The survey — which will repeat in October — was sent to more than 525 individuals involved with the commercial furniture industry’s manufacturing and supply chain from Africa, Asia, Australia, Europe, North America and South America, with companies ranging from $500,000 to $1 billion-plus in sales.
In the survey, MADA focuses on 10 key business activities, and respondents rate each area on a scale of 1-10, from lowest to highest.
The activities include gross shipments, order backlog/incoming orders, employment levels, manufacturing hours (overtime vs. reduced hours), capital investment, tooling expenditures, new product development, raw material costs, employee costs and the respondents’ personal outlook on the industry.

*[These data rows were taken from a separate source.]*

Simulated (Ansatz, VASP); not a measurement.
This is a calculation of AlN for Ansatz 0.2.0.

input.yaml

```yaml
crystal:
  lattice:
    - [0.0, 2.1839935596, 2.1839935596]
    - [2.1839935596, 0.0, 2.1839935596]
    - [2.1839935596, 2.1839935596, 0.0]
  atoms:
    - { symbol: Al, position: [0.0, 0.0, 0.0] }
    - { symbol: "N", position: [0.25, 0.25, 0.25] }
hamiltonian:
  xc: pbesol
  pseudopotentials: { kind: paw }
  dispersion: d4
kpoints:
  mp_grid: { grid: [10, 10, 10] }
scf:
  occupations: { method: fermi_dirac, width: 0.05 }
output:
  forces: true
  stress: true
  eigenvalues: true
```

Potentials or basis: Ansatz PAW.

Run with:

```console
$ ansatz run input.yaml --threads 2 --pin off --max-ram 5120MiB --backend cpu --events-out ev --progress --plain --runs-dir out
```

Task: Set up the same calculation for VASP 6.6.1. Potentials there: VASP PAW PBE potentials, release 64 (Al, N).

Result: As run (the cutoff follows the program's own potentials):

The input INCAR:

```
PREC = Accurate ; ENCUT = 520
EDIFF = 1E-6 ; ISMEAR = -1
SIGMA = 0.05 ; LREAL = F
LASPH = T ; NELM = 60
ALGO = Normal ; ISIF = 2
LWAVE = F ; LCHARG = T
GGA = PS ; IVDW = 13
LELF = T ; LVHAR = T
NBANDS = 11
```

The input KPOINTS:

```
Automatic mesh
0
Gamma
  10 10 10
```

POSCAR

The survey uses index numbers to quantify how the industry currently is performing. An index of 100 means things couldn’t be better, an index of 1 is absolutely the worst and an index of 50 means it is neutral — no change up or down.
Michael Dunlap, owner and president at MADA, said he did an unusual thing this quarter and compared the survey results to two previous quarters instead of just one, since he considered the Q1 2019 results, in which all indexes fell, to be a “dramatic” anomaly.
Eight out of 10 index values in the Q2 report improved from the previous quarter, and the July 2019 overall index of 58.90 is just slightly above the survey average, he said.
With the exception of gross sales and order backlog — which jumped by more than 16 points apiece — Dunlap said all are within normal or acceptable values compared to the survey averages.
“In spite of the first-quarter declines, we believe that the industry remains very strong,” he said.
Raw materials costs continue to rise, according to the survey results, coinciding with the slight decline in respondents’ “personal outlook” — which is a “purely emotional question” that measures sentiment of top industry executives, Dunlap said.
He added it’s reasonable to believe tariffs will dampen even further the third and fourth quarter raw materials costs indexes.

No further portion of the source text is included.